Gandalf, you might think, and check the air around your head for smoke rings.
But no. The gnarled fingers holding the lantern aloft—are powered by your own solid grip. The face upon the surface of the glass—is your own aged face. The glimmering light inside—is your own inner knowing. You have come to the heart of the wilderness to meet your wisest self: the one who has left the lies of youth behind to wither into truth.
You have pulled the Hermit card—or—if you’re living through the astrological season of Virgo (August 23-September 22) you are experiencing the energy of a collective Hermit moment. Often the Hermit is said to announce the appearance of a wise teacher, Gandalf-like from the mist, or—more often—to signal an edict to retreat into a space of solitary reflection. Perhaps. Yet I can’t help but suspect that these external shifts only mark the interior change that the archetype more directly invokes.
My sense is that this stoic elder of the tarot arrives to bolster the confidence that we learn only through personal experience, embodied practice, and—often—age. Where the Fool celebrates our youthful exuberance, the Hermit champions the fruits of a long road of trial and error. We are not necessarily “alone,” but what was superfluous has fallen away — our bindle of belongings, and even our cute little pup, are absent. What is left? As activist and quaker writer, Parker Palmer has said of his own aging: “Coming to terms with the soul-truth of who I am — of my complex and often confusing mix of darkness and light — has required my ego to shrivel up. Nothing shrivels a person better than age: that’s what all those wrinkles are about!”
Chances are, if you’re pulling the Hermit, your ego has taken a hit or two. You’ve been knocked around a bit by the Eight Worldly Winds that Buddhist teacher, Ethan Nichtern, describes in his recent examination on what it means to face the weather-battered tightrope of hope and fear. When students are willing to examine what motivates their meditation practice, he writes, “we end up talking about trusting the choices we make, trusting the thoughts we think, and most deeply, trusting that we will be capable of navigating the unknown” (emphasis Nichtern’s). When the Hermit arrives for you, it’s time to draw focus to the spark of divinity that has survived with you this far—to identify what convictions will sustain you on this journey, what light in you is bright enough to guide your path through the dark and stormy passes ahead. In other words: heed the guidance of the wizard within.
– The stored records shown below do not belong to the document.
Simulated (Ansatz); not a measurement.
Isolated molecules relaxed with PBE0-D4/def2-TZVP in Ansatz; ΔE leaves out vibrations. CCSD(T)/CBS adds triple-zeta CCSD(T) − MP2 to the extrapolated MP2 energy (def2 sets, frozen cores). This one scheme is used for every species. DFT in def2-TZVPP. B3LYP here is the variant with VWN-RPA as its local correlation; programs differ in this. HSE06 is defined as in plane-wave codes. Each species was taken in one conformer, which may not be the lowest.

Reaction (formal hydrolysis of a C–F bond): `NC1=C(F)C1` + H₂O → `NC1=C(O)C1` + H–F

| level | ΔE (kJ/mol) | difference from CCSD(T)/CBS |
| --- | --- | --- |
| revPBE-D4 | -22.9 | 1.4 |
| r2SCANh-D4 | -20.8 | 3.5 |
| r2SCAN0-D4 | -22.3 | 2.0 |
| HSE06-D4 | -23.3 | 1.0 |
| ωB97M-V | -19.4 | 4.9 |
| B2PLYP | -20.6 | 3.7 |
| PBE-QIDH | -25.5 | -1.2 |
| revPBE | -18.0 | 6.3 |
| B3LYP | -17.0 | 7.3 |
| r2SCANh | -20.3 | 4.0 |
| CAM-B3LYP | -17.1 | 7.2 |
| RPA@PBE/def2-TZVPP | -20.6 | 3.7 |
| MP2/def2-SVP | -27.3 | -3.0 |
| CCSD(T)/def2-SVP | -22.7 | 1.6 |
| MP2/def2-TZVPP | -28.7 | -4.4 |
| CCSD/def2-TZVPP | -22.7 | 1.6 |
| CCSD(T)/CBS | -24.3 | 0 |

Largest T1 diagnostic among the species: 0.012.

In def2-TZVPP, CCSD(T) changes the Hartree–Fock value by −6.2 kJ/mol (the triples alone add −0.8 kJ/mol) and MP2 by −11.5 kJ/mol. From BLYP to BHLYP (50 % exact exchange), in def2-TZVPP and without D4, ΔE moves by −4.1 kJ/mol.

Virgo season, with its back-to-school buckle-down and brass-tacks energy, supports our recommitment to the stirring of our inner sage, making the astrological season’s association with the Hermit card quite generative. After all, with the impending arrival of autumn we can’t help but remember that our time is limited. The year will soon draw to a close. Bare-branched trees will outline the destiny of our own aging bodies and model the prioritization of what is most essential to our continued well-being.
No matter your age, the wise one waits for you.
This is an opportune moment to practice Tara Brach’s meditation “Connecting to Your Loving and Wise Future Self.” Perhaps in the process you hone in on the red thread knotted in your wanderings since you began your journey in the Fool card. Perhaps you begin to marvel at what it is to hold a lantern in your hands at all. In the creative process, this can look like recommitting to our personal artistic vision, despite digressions we might have taken in response to advice of others. Yet the Hermit also asks us to have patience, reminding us that true clarity most often comes, not in a stroke of lightening, but through persistent curiosity paired with a willingness to trust your knowing even while uncertainty presses in from all sides. It helps to stop. Be still and totter for a moment with our cane, bring awareness to the winds that make our flame turn and dance within its lantern home.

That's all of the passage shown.